This next piece of info is going to shock the world to its core. Volcanoes will be razed from the sea and drown the world in magma. Mothers will kill their babies in the crib like vipers in the night then drink their blood. Holy people the planet over will shed their vestments and denounce the presence of a higher power before running off of cliffs into the sea like the glorified lemmings they are. All of this will happen when I say the following: before today, I’d never seen Transformers: the Movie. Sorry to end the world like that, but I couldn’t hide my terrible secret anymore…

Anyway, now that that’s out of the way, let’s get to slaughtering this sacred cow before somebody tries to revoke my geek license, shall we? If I could just find my high powered bolt gun and sledgehammer…

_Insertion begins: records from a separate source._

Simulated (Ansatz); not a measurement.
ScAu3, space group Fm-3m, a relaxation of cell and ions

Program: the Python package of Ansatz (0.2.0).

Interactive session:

For anyone who may have forgotten what the movie’s about (either thanks to age or swimming through a haze of sweet gray smoke since the last time you’ve seen it) or for the two other people who were with me in having never seen the movie before today, here’s the Kwik-E-Mart version: the virtuous Autobots (several of which aren’t even automobiles…) and the nefarious Decepticons are conflicting alien robot racess from the planet Cybertron whose civil war has since spilled over to our sleepy little marble of Earth. The movie picks up in the year 2005. The Decepticons have taken over Cybertron, but the remaining Autobot armies continue to play underdog resistance group against their long time foes. Things come to a head though when the groups’ leaders Optimus Prime (Autobot) and Megatron (Decepticon) finally have their last big hurrah and face each other in ‘bot-on-‘bot mortal combat. Thanks to impetuous Autbot Hot Rod though, Megatron blows a few sizable holes into Optimus before Prime tosses Megatron’s tin plated ass down a ravine. While the Autobots bid a fond farewell to their leader, the big guy passes on the all powerful Autobot artifact known as the Matrix of Leadership (think of it as their Excalibur) to his second-in-command Ultra Magnus before his paint job turns black and gray and his warranty expires. As for Megatron, his power hungry second-in-command Starscream dumps the bastard’s ass out of their space born retreat ship and leaves him to float in the blackness of the void for eternity so he can take control of the Decepticons.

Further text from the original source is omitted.